Prove the Series Converges or Diverges: $\sum_{n=1}^\infty \frac{5+2n}{(1+2n^2)^2}$

Question

$$\sum_{n=1}^\infty \frac{5+2n}{(1+2n^2)^2}$$

How would I even do this to find if this converges or diverges? I tried doing the Telescoping series test but it just got really confusing.
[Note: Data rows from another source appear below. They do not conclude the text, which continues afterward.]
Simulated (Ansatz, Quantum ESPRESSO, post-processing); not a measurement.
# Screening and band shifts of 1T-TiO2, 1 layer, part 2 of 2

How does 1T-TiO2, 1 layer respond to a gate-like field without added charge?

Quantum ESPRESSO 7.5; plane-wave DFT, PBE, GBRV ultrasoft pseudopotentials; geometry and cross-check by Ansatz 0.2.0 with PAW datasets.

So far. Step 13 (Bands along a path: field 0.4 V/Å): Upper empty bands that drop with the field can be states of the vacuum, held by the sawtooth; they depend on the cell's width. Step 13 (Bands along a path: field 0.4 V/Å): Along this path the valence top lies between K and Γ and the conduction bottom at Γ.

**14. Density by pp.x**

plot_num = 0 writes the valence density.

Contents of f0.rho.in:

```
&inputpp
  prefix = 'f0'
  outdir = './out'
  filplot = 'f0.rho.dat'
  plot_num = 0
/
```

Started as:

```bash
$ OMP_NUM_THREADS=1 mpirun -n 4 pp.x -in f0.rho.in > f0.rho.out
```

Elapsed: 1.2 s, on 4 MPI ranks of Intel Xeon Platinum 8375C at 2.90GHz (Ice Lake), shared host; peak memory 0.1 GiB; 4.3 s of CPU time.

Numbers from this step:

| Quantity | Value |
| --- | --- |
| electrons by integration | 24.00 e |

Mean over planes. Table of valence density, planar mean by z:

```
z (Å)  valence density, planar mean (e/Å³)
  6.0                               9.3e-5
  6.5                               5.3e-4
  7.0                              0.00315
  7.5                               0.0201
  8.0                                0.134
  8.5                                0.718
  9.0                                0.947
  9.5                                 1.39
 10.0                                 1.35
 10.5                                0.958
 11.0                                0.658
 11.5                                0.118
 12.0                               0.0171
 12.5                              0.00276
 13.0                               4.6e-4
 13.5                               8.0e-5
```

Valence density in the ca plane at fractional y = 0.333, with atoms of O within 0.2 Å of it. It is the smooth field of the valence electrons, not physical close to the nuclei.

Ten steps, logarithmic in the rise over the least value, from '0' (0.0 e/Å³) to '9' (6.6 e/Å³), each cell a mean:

I got as far as this using partial fraction decomposition:

$$\sum_{n=1}^\infty \frac{5}{1+n^2} + \frac{2n-5n^2}{(1+2n^2)^2}$$

$$Sequence: (\frac{5}{2}-\frac{1}{3}),(1-\frac{16}{81}),(\frac{1}{2} -\frac{29}{361}),...$$

I could really use some step by step instructions on how to do this one. Nothing seems to cancel out at all so I felt like I did it wrong. Did I even pick the right test to do it? This was on a quiz I took today so a thorough explanation wouldn't get me any points.

Answer 1

You may observe that, as $n \to \infty$, $$ \frac{5+2n}{(1+2n^2)^2} \sim \frac{1}{2n^3} $$ then use the comparison test.

Answer 2

We have $$\sum_{n\geq1}\frac{5+2n}{\left(1+2n^{2}\right)^{2}}\leq\frac{5}{4}\sum_{n\geq1}\frac{1}{n^{4}}+\frac{1}{2}\sum_{n\geq1}\frac{1}{n^{3}}=\frac{5}{4}\zeta\left(4\right)+\frac{1}{2}\zeta\left(3\right)\approx1.9534. $$

Answer 3

$g(n)=(5+2n)/(1+2n^2)^2=n^{-3}(2+5n^{-1})/(2+n^{-2})^2=n^{-3}f(n)$ where $\lim_{n\to \infty}f(n)=1/2$. So for all sufficiently large $n$ we have $0<g(n)<n^{-3}$. There are many ways to show that $\sum_nn^{-s}$ converges for $s>1$ : e.g. Integral test, or Cauchy condensation test. And so $\sum_ng(n)$ converges by the comparison test.